China’s trade position is expected to improve in the second half the year, the country’s Commerce Ministry said, playing down concern sparked by recent dismal trade figures.
China’s exports unexpectedly fell 6.4 percent in April from a year earlier, while imports tumbled by a deeper-than-forecast 16.2 percent, according to data released on Friday.
The poor trade performance raises the risk that second-quarter economic growth may dip below 7 percent for the first time since the depths of the global financial crisis, adding to official fears of job losses and growing levels of bad debt.
“The trade situation in the second half of the year is expected to be better than in the first half,” Ministry spokesman Sun Jiwen said in a statement posted online late on Saturday, despite China’s “increasingly complicated and grave” foreign trade situation.
Sluggish external markets, the appreciating yuan, high financing costs and rising labor costs were among the main challenges, Sun said.

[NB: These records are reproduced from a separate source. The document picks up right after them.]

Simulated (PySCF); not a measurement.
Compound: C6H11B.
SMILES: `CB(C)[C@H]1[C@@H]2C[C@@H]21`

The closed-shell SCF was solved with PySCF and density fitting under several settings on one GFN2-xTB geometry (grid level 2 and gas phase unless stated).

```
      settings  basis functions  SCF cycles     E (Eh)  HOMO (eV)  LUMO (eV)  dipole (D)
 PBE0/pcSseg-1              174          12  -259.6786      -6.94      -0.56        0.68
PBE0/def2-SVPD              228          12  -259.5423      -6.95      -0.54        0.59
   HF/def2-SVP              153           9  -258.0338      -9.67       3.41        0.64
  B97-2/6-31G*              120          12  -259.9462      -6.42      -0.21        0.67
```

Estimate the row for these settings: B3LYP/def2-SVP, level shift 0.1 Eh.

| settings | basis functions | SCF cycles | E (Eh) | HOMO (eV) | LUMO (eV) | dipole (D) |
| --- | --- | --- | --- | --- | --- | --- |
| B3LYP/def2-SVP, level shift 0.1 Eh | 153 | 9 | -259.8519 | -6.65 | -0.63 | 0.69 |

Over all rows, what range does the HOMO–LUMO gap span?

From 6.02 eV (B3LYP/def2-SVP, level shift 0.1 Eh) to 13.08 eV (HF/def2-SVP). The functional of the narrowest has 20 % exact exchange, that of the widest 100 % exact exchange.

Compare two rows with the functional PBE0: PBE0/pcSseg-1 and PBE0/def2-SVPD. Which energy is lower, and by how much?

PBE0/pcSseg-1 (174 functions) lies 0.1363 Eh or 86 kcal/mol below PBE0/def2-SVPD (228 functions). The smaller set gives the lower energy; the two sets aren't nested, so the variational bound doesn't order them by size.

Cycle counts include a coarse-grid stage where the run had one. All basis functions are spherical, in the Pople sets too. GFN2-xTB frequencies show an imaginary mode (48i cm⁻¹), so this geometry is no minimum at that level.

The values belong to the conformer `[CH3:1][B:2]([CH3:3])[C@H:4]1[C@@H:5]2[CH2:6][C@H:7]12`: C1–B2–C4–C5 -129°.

“Our country’s exports still maintain growth momentum and the degree of decline in imports is progressively narrowing,” he said, adding that the ministry would continue to cut red tape to facilitate trade.
China’s trade minister has said the devaluation of currencies by some countries has led to sharp gains in the yuan, hurting the competitiveness of Chinese exports.
Vice Premier Wang Yang was quoted by Xinhua state news agency as saying last month that authorities must arrest China’s export slowdown lest it further dampen economic growth.
China’s trade grew 3.4 percent in 2014, missing the government’s growth target of 7.5 percent by more than half.
The government has lowered its growth target for 2015, with combined imports and exports expected to rise around 6 percent.